These economies have in common a flexible labor market in terms of hiring and firing procedures, a low level of red tape and relatively good financing conditions.
Small- and medium-sized enterprises (SMЕs) are crucial for еcоnоmic growth and prosperity worldwide.
SMEs account for the majority of businesses: according to the Government of Canada, small businesses make up about 98% of all businesses, with SMEs employing approximately 90% of all employees.
The SMEB helps SMEs understand the business environment in their domestic market or in a potential export market better and supports them in their decision-making.
It's based on six components: red tape, tax policy, labor market flexibility, financing, export opportunities and competition.
When comparing the rankings, it turns out that SMEs especially in Canada, the U.S., the Netherlands and also Belgium face comparatively less constraints compared to an average company.
Positives for Canadian SMEs include corporate taxes.
While the base rate of 28% is a bit higher than the average for this study of 23%, the rate on SMEs is only 9%, tied for the second lowest.

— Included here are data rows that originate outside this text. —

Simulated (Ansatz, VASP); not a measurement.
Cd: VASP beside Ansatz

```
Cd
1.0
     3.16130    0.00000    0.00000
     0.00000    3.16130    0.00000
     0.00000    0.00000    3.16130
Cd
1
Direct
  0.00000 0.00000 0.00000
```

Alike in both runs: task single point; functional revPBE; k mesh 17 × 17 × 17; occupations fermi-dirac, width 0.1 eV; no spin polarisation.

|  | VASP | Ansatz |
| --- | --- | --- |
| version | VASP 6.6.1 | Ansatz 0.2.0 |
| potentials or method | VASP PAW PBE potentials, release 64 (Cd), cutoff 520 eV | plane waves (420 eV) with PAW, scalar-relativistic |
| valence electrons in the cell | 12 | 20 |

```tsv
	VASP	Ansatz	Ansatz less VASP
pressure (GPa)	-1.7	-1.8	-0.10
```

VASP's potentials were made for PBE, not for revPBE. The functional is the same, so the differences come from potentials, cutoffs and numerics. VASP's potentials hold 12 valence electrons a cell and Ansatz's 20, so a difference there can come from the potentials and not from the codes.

And the difference between those rates of 19% is the highest among the economies studied, giving Canadian SMEs a distinct advantage over their larger counterparts.
Financing is also a significant benefit for SMEs.
Low interest rates provided by the Canada Small Business Financing Program, and other financing available, provide significant access to credit.
Export opportunities in Canada appear to be the most detrimental components of the SMEB.
Over 30% of Canadian GDP is derived from exports, but approximately 80% of that goes to the U.S. alone.
Therefore the export sector is heavily dependent on the health of one economy, and diversifying into other export markets would be greatly beneficial.
But this has proven difficult since so many supply chains have already been established between the U.S. and Canada.
There is a trade feud between the two countries with some tit-for-tat tariffs, and eliminating them would be greatly beneficial to Canadian trade.
Crude oil is a significant export, but getting the oil out of the ground and into the hands of foreign consumers has proven difficult.
A more reliable and comprehensive pipeline infrastructure would be most helpful.
The recent formation of the Comprehensive Economic and Trade Agreement (CETA) will open 27 markets and over 500 million consumers to Canadian exports through tariff-free trade, but it has yet to be fully ratified and implemented.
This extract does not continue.